Winston Aubrey Aladar Marshall (born 20 December 1987) is a British podcaster, political commentator and musician. He is the former banjoist and lead guitarist of the folk rock band Mumford & Sons. Prior to this he was in the bluegrass sleaze rap group Captain Kick and the Cowboy Ramblers. With Mumford & Sons, Marshall won multiple awards, including two Grammys and two Brit Awards. He has performed music with different supergroups and collaborated with Baaba Maal and HVOB. After leaving Mumford & Sons, Marshall hosted an interview podcast Marshall Matters on The Spectator from 2021 to 2023. In 2024, he launched his own politics and culture podcast, The Winston Marshall Show.

Winston Aubrey Aladar Marshall was born in Wandsworth, London, on 20 December 1987. His father is Paul Marshall, a British hedge fund manager who co-founded the Marshall Wace hedge fund and is the co-owner of GB News. His mother, Sabina de Balkany, is French and comes from a genteel European Jewish family. He has a sister, singer/songwriter Giovanna. His maternal grandmother was a novelist and property developer Molly de Balkany [fr], one of the first female property developers in France; Marshall's maternal great-uncle was the developer and collector Robert Zellinger de Balkany [fr]. Through Robert's marriages, Marshall's great-aunts include Genevieve François-Poncet, daughter of André François-Poncet, and Princess Maria Gabriella of Savoy.

Molly and Robert were the children of Hungarian-Romanian businessman Aladar Zellinger-Balkany, with the family relocating to France after World War II; they added the nobiliary particle "de" to the name upon arrival in France without actually being ennobled. Marshall has said that thirteen members of his family "were murdered in [...] the Holocaust", and that his maternal grandmother was a survivor. Marshall was educated at St Paul's School, an independent school in London.

Marshall began playing guitar aged thirteen and started a ZZ Top cover group called Gobbler's Knob. While the other members of Mumford & Sons were influenced by jazz, Marshall described the genre in 2013 as "the lowest form of art". He was inspired to play banjo after seeing O Brother, Where Art Thou?, switching to folk music and wearing his hair in dreadlocks. Marshall did not attend university, opting instead to pursue music. Marshall and future bandmate Marcus Mumford met as teenagers at church, playing worship music at a church group together and in a worship band, with Mumford saying Marshall is "magnetic to be around". Marshall, a multi-instrumentalist, has said that he chose to focus on banjo over guitar because there were fewer banjoists and so it was easier for him to get session jobs.

In the early 2000s, Marshall was in a bluegrass sleaze rap band called Captain Kick and the Cowboy Ramblers, who had songs such as "Jesse the Gay" and "Country London". Marshall was credited as "Country Winston Driftwood" and played the banjo, guitar, dobro, mandolin, and harmonica. With Captain Kick and the Cowboy Ramblers, Marshall ran a jam night "for teenagers who wanted to drink and play music" at Bosun's Locker, a tiny music club beneath a pasty shop on the King's Road in Fulham. The jam nights attracted a number of musicians who had an affinity for earthy acoustic music, including Noah and the Whale and Laura Marling.
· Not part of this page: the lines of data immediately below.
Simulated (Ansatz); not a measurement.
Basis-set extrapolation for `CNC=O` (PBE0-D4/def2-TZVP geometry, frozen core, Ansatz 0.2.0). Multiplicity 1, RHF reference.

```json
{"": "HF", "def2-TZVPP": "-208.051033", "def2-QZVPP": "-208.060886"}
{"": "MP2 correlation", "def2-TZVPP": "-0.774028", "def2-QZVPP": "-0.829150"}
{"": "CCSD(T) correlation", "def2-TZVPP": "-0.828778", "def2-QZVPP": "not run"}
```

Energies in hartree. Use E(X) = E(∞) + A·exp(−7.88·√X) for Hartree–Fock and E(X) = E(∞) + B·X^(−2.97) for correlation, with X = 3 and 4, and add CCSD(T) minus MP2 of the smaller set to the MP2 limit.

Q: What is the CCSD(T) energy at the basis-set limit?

The group Mumford & Sons came together in December 2007 after its four members had already been performing together in various configurations. Co-founder Mumford started songwriting after seeing Marshall's band Captain Kick, and other similar artists, perform while Mumford was at university in Edinburgh; Mumford was struggling at the time and found Marshall's music "a glimpse of salvation", especially as Marshall encouraged him to join them on-stage. The first Mumford & Sons performances took place in 2005 at Marshall's Bosun's Locker jam nights as informal performances of the musicians "like a hoedown". Mumford began performing here, and was joined by Marshall as well as other musician friends with whom he had previously performed, including Ben Lovett and Ted Dwane. As well as together, Dwane, Marshall, and Mumford all performed with Marling's band during the jam sessions. Mumford said that "eventually, Ted [Dwane], Ben [Lovett], and Winston [Marshall] stuck. It wasn't until [they] started writing songs together that [they] realized this was an actual band and not just a singer/songwriter with a couple of mates." Marshall played the banjo, guitars, dobro, and provided backing vocals, for the group, and was often identified as the comic relief of the line-up.

The band performed at Glastonbury Festival in 2008 and released their debut EP later the same year. Marshall and Mumford took jobs in the antique shop run by Marshall's mother in order to save money to produce and record music with Mumford & Sons. They toured with Marling and Johnny Flynn from 2008 to 2009; Marshall was nervous to perform in the United States, knowing that banjo is more common there than in the United Kingdom and their audience would know if he was good or not. In 2009, they cut their tour songs as their first album. The album, Sigh No More, on which Marshall is credited as "Country Winston", was released that year along with the single "Little Lion Man"; written by Mumford, the song was nominated at the 2011 Grammy Awards as Best Rock Song. The band was nominated for the Grammy for Best New Artist, and performed at the ceremony with Bob Dylan and the Avett Brothers. Sigh No More won the Brit Award for British Album of the Year in 2011.

The album was influenced by the music of Fleet Foxes, the Avett Brothers, Kings of Leon and Gomez; for Pitchfork, Stephen Deusner wrote that the band made this clear by pushing their musical references "with a salesman's insistence." It was released to minimal attention but steadily garnered more positive reviews, and while Deusner criticized the album as derivative, he was impressed that "there are some unexpected textures, mostly courtesy of some guy calling himself Country Winston playing banjo and dobro." The success of the bluegrass banjo-led album placed Mumford & Sons as the breakout of nu-folk music. They followed the album with near-constant touring, cementing their presence, though concert reviews were also mixed, criticizing the repetitiveness of the samey setlist while acknowledging the crowd's enjoyment. Chris Richards of The Washington Post added that the musicians' stage presence, particularly Marshall "thrusting his pelvis like a bluegrass Rick James", was irritating.